Software for social impact
Inspired by how millions of citizens mobilized to transform their country’s politics in the Colour Revolutions, a former colleague and I studied spent years studying how these movements used technology. By 2017 we had both left government to co-found a startup to build software to crowdsource civic action.
The problem we were trying to solve: Citizens interested in taking action are bombarded with requests for small actions, or micro-tasks that can add up to big impact, on any range of causes.
The solution we built: Betterplace was a mobile app that personalized opportunities for civic action to each citizen. By tailoring micro-tasks to your preferred cause and location, it offered a quick way to advance a cause you care about.
The impact we achieved: At its peak, Betterplace had hundreds of users in the progressive movement in the U.S., most notably with high school students organizing gun control demonstrations in Spokane, Washington. Thanks to Betterplace, the March for Our Lives in this deeply purple part of a polarized U.S. was three times as large and covered all of its costs.
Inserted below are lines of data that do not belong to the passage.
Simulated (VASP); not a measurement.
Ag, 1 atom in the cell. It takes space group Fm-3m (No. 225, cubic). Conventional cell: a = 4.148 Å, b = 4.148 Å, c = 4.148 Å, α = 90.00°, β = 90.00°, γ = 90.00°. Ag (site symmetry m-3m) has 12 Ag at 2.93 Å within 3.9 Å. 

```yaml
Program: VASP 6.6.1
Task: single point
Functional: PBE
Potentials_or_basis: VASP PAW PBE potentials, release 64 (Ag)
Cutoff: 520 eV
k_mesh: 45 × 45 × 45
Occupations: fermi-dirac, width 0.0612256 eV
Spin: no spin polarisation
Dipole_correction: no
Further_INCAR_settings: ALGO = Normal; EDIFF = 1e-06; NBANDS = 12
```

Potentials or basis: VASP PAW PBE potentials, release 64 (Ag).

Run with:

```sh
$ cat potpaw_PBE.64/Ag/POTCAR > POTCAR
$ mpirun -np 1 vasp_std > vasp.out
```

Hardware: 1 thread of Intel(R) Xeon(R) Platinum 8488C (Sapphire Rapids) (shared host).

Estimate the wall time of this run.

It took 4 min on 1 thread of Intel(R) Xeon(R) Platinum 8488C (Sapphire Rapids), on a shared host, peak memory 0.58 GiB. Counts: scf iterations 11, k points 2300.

Why we chose a for-profit startup to solve this problem: All organizations are beholden to their funding source. We chose a business model that would make us beholden to the users of our software, the citizens and activists trying to improve the communities around them.
Evaluation: Beyond this initial breakthrough in Spokane, we failed to generate positive revenue since we relied on a business model that required hundreds of thousands of users before revenues would exceed costs, and could not iterate fast enough to grow rapidly.